Friday, 20 March 2026

Women, Innovation, Intellectual Property, and Economic Power in Nigeria

Group Photo from the WIPO IP and Women Business Summit at the United Nations House, Abuja.
by Ramatu Ada Ochekliye

On March 17, 2026, I attended the World Intellectual Property Organization (WIPO) Intellectual Property and Women Business Summit at the United Nations House, Abuja.

The theme of this summit was, “The Audacity for Change: Women Leading Innovation and Creativity for Nigeria’s Economic Transformation.” and this was the fourth edition of the summit, even though it was my first.
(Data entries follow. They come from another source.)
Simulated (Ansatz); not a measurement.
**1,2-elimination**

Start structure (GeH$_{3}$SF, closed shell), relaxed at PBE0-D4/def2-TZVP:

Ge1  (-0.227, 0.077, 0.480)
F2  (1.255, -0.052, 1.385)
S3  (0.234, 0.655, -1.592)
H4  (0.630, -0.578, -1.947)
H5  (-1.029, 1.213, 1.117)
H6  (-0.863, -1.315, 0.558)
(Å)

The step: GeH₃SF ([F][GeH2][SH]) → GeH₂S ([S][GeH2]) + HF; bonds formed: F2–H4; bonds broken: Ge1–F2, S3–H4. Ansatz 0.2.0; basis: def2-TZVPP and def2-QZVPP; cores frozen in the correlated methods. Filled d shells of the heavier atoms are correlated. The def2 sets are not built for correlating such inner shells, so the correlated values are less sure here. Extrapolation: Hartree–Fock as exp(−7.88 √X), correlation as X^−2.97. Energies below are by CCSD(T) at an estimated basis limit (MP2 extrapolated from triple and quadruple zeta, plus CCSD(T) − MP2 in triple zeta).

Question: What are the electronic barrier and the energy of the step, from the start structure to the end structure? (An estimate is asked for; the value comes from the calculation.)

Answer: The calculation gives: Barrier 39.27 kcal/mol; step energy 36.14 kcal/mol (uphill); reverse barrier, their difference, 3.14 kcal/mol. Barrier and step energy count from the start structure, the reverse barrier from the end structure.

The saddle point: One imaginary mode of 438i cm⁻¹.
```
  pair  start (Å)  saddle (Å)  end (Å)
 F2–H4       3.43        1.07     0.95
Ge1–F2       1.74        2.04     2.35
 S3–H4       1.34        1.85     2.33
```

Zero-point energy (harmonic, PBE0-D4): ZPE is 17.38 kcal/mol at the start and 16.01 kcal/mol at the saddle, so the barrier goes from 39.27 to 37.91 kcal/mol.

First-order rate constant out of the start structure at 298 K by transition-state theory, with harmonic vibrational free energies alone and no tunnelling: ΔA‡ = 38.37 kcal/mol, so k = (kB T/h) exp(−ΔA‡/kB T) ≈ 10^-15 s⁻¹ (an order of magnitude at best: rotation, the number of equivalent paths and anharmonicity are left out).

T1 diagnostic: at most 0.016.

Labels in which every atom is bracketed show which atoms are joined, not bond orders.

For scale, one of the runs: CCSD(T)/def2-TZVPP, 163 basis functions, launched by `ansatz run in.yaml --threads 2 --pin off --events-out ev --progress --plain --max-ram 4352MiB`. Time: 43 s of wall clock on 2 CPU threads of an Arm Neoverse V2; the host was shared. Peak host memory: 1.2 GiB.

Since 2025 when I was a Little Big Fund fellow, I had been thinking of ways to move Shades of Us from being a nonprofit to a social enterprise, especially as global funding for nonprofits were dwindling or refocused. As a result, I had registered for the WIPO Intellectual Property course set to begin this week. So, when I heard of this summit from Yecenu Sasetu, I knew I wanted to be there. 

The Summit brought together women founders, legal experts, development actors, policymakers, diplomats, and ecosystem leaders to discuss one issue that Nigeria still does not take seriously enough: women are already building. The real problem is that our systems still do not protect, finance, or scale what women create.

That was the real conversation.

Not empowerment as performance.
Not inspiration without infrastructure.
Not another event where women are praised for resilience while institutions continue to underinvest in them.

This summit pushed a more useful truth: Innovation matters. Protected innovation matters more.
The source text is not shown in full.